I've got a quick question hopefully. I'm building pcre on windows. I've
been able to build it into a dll and link against it with a small
program. However, when I build a static library, and link it with a
small program, I get the missing symbols error.
I know the symbols are in the library because nm tells me so,
$ nm -g /home/bobbybrasko/download/pcre/pcre/install/lib/libpcre.a|grep compile libpcre_la-pcre_compile.o: 00005550 T _pcre_compile
Here is the link line of the small program,
  $ gcc-4.1 -g -Wall -o test test.c 
-L/home/bobbybrasko/download/pcre/pcre/install/lib \
-lpcreposix -lpcre -I/home/bobbybrasko/download/pcre/pcre/install/include C:/WINDOWS/TEMP/ccgGAsIC.o(.text+0x2e): In function `main': C:/msys/1.0/home/bobbybrasko/download/pcre/pcre/build/tmp/test.c:13: undefined reference to `_imp__pcre_compile' collect2: ld returned 1 exit status
Does anyone understand why I'd be getting these errors? Are .def files
important for static windows libraries or only for dll's? Any advice?
First of all, obviously "_imp__pcre_compile" is not the same as "_pcre_compile" so the error message is legitimate - the symbol that it's actually looking for is not there.

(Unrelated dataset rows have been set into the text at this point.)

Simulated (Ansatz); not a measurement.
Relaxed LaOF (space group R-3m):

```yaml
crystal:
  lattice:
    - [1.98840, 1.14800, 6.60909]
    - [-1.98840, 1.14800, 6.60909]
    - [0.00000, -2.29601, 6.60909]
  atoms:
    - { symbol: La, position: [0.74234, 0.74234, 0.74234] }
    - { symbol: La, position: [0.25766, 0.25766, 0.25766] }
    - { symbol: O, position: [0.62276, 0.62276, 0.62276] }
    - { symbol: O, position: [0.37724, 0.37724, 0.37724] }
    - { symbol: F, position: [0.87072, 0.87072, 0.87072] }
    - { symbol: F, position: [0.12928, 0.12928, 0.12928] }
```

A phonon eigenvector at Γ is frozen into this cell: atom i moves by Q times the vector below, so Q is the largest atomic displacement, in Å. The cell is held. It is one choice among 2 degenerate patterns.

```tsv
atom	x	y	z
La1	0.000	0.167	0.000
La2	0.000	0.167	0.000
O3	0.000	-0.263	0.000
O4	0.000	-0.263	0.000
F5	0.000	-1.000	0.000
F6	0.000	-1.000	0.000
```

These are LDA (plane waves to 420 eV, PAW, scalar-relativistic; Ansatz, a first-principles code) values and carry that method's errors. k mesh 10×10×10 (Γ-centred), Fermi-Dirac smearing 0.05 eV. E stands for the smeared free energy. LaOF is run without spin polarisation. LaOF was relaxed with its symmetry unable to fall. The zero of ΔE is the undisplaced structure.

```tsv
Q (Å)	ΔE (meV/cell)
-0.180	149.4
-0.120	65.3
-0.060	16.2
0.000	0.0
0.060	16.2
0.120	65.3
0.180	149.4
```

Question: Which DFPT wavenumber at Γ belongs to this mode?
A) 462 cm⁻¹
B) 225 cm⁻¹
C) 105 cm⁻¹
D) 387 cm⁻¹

The next question is, why is it looking for an import symbol instead of using the real symbol. The answer to that must lie in your header files; they probably declare the function to be a DLL export, which causes the compiler to generate references to an import symbol. Have a look at your header files. Remove any DLL declspec's on any function declarations you find there; modern linkers don't need them. I.e., the GNU linker is smart enough to use an import symbol in place of a reference to a real symbol. Apparently it won't do the opposite.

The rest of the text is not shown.